Related articles |
---|
nuances of Copy Propagation? johnmce@world.std.com (1994-11-03) |
Re: nuances of Copy Propagation? c1venkat@watson.ibm.com (K.S. Venkatesh) (1994-11-09) |
Re: nuances of Copy Propagation? wjs@VNET.IBM.COM (William Schmidt) (1994-11-09) |
Re: nuances of Copy Propagation? joris@eunet.be (1994-11-06) |
nuances of Copy Propagation? (& Lambda Calculus) mark@omnifest.uwm.edu (1994-11-07) |
Re: nuances of Copy Propagation? davidm@Rational.COM (1994-11-08) |
Re: nuances of Copy Propagation? (& Lambda Calculus) steck@dcs.ed.ac.uk (Paul Steckler) (1994-11-11) |
[1 later articles] |
Newsgroups: | comp.compilers |
From: | johnmce@world.std.com (John McEnerney) |
Keywords: | optimize, question |
Organization: | The World Public Access UNIX, Brookline, MA |
Date: | Thu, 3 Nov 1994 05:57:13 GMT |
I'm implementing the Copy Propagation optimization as described in the
new Dragon Book, pp. 636-638, and I've run into an interesting problem
motivated by the following case:
y=x; z=y; x=3; w=z+100;
The dataflow computation tells me that I can propagate 'x' to 'z=y', and
that I can propagate 'y' to 'w=z+100', but obviously I can't eliminate
both 'y=x' and 'z=y' because of the assignment to x. So I can choose one
or the other:
z=x; x=3; w=z+100; -OR- y=x; x=3; w=y+100;
At the moment I've decided not to propagate copies to other copies, on
the assumption that that potentially invalidates the dataflow information.

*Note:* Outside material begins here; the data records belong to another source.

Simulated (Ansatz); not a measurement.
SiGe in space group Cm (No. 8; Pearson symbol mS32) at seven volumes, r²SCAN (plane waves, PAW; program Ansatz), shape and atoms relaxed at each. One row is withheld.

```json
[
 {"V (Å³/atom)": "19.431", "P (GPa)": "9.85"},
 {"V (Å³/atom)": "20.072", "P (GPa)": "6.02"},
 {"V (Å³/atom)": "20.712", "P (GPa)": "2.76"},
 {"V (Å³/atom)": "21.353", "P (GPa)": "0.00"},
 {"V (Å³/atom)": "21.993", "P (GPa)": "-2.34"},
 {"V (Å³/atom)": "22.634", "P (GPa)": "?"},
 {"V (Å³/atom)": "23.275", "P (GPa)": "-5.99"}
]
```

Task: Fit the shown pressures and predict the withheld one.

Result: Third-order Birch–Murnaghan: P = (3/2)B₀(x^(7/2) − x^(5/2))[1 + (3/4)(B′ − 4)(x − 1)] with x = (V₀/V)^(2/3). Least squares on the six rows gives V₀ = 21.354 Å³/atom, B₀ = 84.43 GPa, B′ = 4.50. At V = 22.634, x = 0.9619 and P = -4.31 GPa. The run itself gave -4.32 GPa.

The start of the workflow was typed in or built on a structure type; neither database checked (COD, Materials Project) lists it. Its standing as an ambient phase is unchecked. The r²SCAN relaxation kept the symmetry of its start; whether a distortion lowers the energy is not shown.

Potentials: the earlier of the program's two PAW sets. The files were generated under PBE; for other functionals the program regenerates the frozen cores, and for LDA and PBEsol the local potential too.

On the other hand, I'd sure like to catch this case:
y=x; z=y; r=3; w=z+100; => r=3; w=x+100;
Has anyone encountered this problem before and hit upon a reasonable
solution? I'd hate to have to recompute the dataflow information or
anything like that. At the moment, I figure it is safest to not propagate
copies to other copies, and hope that register coalescing during coloring
will catch the leftover opportunities, but I'd love to hear of a better
solution.
-- John (johnmce@world.std.com)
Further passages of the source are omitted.